Love Isn’t Born (It’s Made)
Till the Clouds Roll By
1946 Advertisement.
“Till the Clouds Roll By” is an almost unbelievably bad picture. It purports to be a biography of Jerome Kern, and stars that legend of the Jewish Rialto, Robert Walker. It is possibly the worst of all the A-list Arthur Freed musicals (“Yolanda and the Thief” is equally bad, and it’s creepy in a way this one isn’t, but it at least has a certain demented imagination). “Till the Clouds Roll By” . . . Clouds? What clouds? This picture is devoid of dramatic tension of any kind. Will the nice young lady marry Jerry Kern? Why, yes! Will his music find favor in England? Why, yes! Will he find success on Broadway? Why, yes! On his very first time out? Why, yes! Will Jerry’s fictional loser friend be jealous of his great success? Why, no! As far as I can remember — it’s been a while since I’ve been able to sit through the whole wretched mess — the biggest drama occurs in the scene that begins with Jerry’s astonished voice-over: “I never thought I’d ever keep . . . a scrap-book!” He gives his no-talent, no-count goddaughter (Lucille Bremer, for once in a part that fits) a break — a small part in a show — then has to take her song away from her — but it’s Marilyn Miller (Judy Garland) who does the dirty work for him. The girl kicks up a rumpus and Jerry has to scold her: “There’s a little thing called . . . ‘the Good-of-the-Show,’ ” etc. That’s it. The girl cries, then repents. So much for turmoil. Even the names of his shows are free of drama: “Hitchy-Koo” . . . ! “Toot Toot!” . . . ! “She’s a Good Fellow” . . . ! “Night Boat” . . . ! “Good Morning Dearie” . . . ! But it has several wonderful numbers in it. This one’s my favorite, and it’s the only time I’ve ever heard anyone sing the verse, which is lovely.
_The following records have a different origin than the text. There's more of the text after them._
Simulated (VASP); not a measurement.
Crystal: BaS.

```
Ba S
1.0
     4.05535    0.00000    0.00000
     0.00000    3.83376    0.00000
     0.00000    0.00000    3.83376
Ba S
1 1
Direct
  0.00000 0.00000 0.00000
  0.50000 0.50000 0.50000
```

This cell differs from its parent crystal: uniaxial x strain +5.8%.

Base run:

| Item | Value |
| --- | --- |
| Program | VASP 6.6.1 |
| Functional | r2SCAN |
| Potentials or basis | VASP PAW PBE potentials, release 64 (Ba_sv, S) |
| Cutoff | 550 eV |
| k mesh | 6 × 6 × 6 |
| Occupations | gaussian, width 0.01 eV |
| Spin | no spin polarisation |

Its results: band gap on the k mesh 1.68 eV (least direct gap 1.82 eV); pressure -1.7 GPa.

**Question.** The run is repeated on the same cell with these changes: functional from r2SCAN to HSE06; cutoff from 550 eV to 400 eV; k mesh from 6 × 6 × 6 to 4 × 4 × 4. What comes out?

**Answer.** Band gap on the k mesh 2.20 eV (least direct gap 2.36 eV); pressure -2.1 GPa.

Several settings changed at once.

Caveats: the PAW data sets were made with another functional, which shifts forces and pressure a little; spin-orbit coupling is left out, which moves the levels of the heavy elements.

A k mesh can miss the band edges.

Look for the Silver Lining
It Happened in Brooklyn
TCM Promo.
An appalling picture, very nearly unwatchable. Frank Sinatra and Peter Lawford play a pair of sadsacks just back from World War II, whom no girls want to date. They’re bashful, you see . . . Jimmy Durante is Cupid. Why go on? Yet about forty minutes in, Sinatra introduces one of Jule Styne’s best songs; his performance, in my opinion, is the best of his career.
Time after Time
Small Town Girl
Original poster.
One of the sticky sweet concoctions from the Joe Pasternak unit at Metro. Pasternak went in for the cotton candy operetta white picket fence Americana-style kitsch. In this one, there are several bizarre elements. In the first place, it’s directed by Busby Berkeley, who incorporated a few lunatic ideas into it — as for instance, the Ann Miller number “Gotta Hear That Beat,” in which all the musicians are under the floor, with their arms extending through holes and holding onto their instruments. It’s very weird . . . and pointless. Miller taps around them like crazy. Apparently, this was a difficult number to film and the ordeal of extending one’s arms through the holes while sweltering below was an excruciating torture. At any rate, the effect, though bizarre, isn’t arresting enough to make the torture seem worth the trouble and agony.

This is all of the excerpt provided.